What is on that road? There are some scruffy plants and a few lizards, some rocks, dust, and sand. Isn’t this strange to you that God would ask Philip to leave an energetic, effective revival in a city to go to a desert road? How many people do you meet on a desert road today? Would it be one or two? Not many, in fact, we are told of only one that Philip does meet.

We are not told that Philip objected to God’s call. I don’t think that he did, but I think I might have. I might have said, “Lord, how about sending Reuben or Raphael? I think that they are ready. This work is really something and I don’t think it is wise for me to leave right now.” Or, perhaps, I would have objected to the timing and said, “Lord, how about giving me three weeks so that I can train some of the others and they will be able to take over where I left off? The timing isn’t good right now, Lord.” Perhaps, I would have said, “Lord, in a desert? What do you want me to do in a desert?” Lastly, I may have asked, “Why?” Philip didn’t do that because Philip understood something about God that we often forget. He knew that God knows what He is doing; that God is sovereign in His workings, that God’s ways are not our ways, that God’s thoughts are not our thoughts. In fact, the Scriptures would say (Isaiah 55:9):

“As the heavens are higher than the earth, so are my ways higher than your ways and my thoughts that your thoughts.”
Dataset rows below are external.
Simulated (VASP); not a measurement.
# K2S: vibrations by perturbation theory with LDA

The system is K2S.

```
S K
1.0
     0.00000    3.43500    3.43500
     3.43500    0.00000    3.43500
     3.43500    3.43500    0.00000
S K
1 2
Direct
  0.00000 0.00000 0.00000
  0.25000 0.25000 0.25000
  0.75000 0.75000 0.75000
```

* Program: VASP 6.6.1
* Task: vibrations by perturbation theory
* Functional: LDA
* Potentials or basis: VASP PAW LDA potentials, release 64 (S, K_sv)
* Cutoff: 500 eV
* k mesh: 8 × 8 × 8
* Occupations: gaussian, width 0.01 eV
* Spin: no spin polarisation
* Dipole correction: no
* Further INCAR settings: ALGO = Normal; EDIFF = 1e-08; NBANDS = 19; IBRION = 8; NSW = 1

Philip understood that he could trust God and as a result of that he obeyed God: “Okay, God, it doesn’t make sense to my way of thinking, but that is okay.” I wonder, is this ever hard for you, when God’s Spirit directs you in a way that you don’t understand, perhaps through a circumstance, or perhaps through this way of some specific leading that God has provided an offer to you? Is it ever hard for you to say, “Okay, God, I will obey even though I don’t understand.” I know it is hard for me. whenever we have to make a choice between our own way of thinking and what clearly says in His Word through the direction of God’s Holy Spirit, let us remember that for us who are redeemed there is no option for us, not if we desire God’s blessing.
We continue the story in Verse 27:

So he started out, and on his way he met an Ethiopian eunuch, an important official in charge of all the treasury of Candace, queen of the Ethiopians. This man had gone to Jerusalem to worship…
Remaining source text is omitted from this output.